Celebrate Children’s Book Week 2019 with Book Formats Less than 100 Years Old

Although Children’s Book Week now marks a century of calling attention to the diversity and splendor of all that kids and caretakers can find on library and bookshop shelves, there are some great book formats that weren’t even around back in 1919–or even in 1929.

It was just a year or two after 1929, however, that comic books began to find a toe hold among reading kids. And by 1979, the age of the graphic novel arrived. Publishing for kids in these two related formats has been booming since. We can see why when this year brings us Mooncakes by Wendy Xu and Suzanne Walker, published by Lion Forge, a graphic novel for tweens and older in which magic is part of the fabric of our world and both food and witches draw in readers familiar with that world as well as those who are new arrivals.

A slightly younger crowd can delight in the arrival of volume 2 of Camp Midnight, appropriately subtitled…Camp Daybright. This romp from Steven Seagle and Jason Adam Katzenstein, published by Image Comics, pits camp against camp, very young goths against way-too-cheery cherubs. It’s everything a kid hopes and fears a camping experience might include.

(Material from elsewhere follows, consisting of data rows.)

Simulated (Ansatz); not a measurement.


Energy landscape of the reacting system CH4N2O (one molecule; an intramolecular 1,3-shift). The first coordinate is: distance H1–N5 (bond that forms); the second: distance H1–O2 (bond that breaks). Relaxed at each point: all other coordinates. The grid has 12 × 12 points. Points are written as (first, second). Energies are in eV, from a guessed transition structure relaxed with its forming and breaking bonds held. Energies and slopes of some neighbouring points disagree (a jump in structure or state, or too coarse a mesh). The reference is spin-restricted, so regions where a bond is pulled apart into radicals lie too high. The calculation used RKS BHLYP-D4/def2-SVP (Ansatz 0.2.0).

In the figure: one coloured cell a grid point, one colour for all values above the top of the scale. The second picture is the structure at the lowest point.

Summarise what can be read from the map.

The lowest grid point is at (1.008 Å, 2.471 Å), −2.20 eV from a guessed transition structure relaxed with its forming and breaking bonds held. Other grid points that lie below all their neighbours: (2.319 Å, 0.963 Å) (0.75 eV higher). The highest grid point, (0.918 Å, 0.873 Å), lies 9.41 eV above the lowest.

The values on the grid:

Even younger than comics and only slightly older than graphic novels for kids, is the audiobook format of providing literary experiences enhanced by the human voice. Audiobooks affect the brain just the way print books do so hang up your snobbish and outdated opinions and accept the science. And enjoy!

Just right for the season is Live Oak Media’s full cast production of We Are Grateful, written by tribally enrolled kids author Traci Sorell and performed by friends and family, including the 15-year-old winner of a Cherokee language event at the University of Oklahoma, Agalisiga (Choogie) Mackey.

Both Barefoot Books and Child’s Play Library also produce audiobooks that are excellent for young readers. Child’s Play has just re-issued a Spanish language edition of “The Wheels on the Bus”–Las ruedas del autobus–that includes the lyrics, an accompanying CD (get your pronunciation there, folks), and illustrations that amplify the narrative, just as images do in comics. A great treat for a modern Children’s Book Week!